Utah Woman Pleads Guilty to Bank Fraud and Concealment of Assets
COEUR D'ALENE – Nicolette P. Valentine, 37, of Liberty, Utah, pleaded guilty yesterday to bank fraud, concealment of assets in connection with a bankruptcy case and false statements under oath, U.S. Attorney Wendy J. Olson announced. Valentine was indicted by a federal grand Jury in Coeur d'Alene on February 18, 2015.
According to the plea agreement, Valentine defrauded Mountain West Bank when she made material false statements which were relied upon by Mountain West Bank and caused them to lend her $43,766.27 to refinance a truck. Instead of paying off the existing loan on the truck so that Mountain West Bank could obtain clear title to the collateral, the Valentine deposited the proceeds into her bank account and used the money for living expenses.

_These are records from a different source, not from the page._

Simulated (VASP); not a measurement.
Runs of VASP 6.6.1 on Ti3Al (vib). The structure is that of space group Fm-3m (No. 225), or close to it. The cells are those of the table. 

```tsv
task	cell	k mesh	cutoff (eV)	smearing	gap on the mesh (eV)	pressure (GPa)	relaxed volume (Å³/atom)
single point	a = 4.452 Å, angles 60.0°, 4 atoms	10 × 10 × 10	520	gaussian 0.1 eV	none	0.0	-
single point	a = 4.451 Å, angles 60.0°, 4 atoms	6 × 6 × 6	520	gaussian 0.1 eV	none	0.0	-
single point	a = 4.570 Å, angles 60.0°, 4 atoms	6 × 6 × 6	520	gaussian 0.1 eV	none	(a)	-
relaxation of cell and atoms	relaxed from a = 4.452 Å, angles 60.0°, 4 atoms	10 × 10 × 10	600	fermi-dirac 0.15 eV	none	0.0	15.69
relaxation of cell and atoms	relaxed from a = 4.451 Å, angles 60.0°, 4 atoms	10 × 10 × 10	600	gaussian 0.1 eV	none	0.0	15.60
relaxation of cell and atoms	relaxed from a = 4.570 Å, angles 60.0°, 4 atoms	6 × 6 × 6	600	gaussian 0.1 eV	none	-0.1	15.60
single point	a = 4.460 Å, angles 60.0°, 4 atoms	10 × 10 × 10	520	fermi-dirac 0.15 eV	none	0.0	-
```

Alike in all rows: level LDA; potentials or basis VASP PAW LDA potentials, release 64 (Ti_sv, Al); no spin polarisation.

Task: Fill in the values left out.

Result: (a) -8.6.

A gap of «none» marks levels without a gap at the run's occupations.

In November 2011, Valentine and her husband and co-defendant, Cortney Valentine, contracted to sell 103 Festive Lane, Sagle, Idaho, to a third party for $1,150,000. Instead of the proceeds from the sale going into the bankruptcy estate because the property was part of the codefendant’s bankruptcy filing in May 2011, the Valentines used the money for living expenses. Nicolette Valentine acted knowingly, fraudulently and with the intent to deceive the creditor, trustee or bankruptcy judge. In May 2012, Nicolette Valentine, filed for relief under Chapter 13 of Title 11. During her bankruptcy proceedings, and while under oath, Nicolette Valentine made material false statements when questioned about various matters under the supervision of the bankruptcy court.
The charge of bank fraud is punishable by up to 30 years in prison, a maximum fine of $1,000,000, and up to five years of supervised release. The charges of false statement under oath and concealment of assets in connection with a bankruptcy case are punishable by up to five years in prison, a maximum fine of $250,000, and up to three years of supervised release.
Sentencing is set for August 16, 2016, before Senior U.S. District Judge Edward J. Lodge at the federal courthouse in Coeur d'Alene.
The case was investigated by Federal Bureau of Investigation (FBI).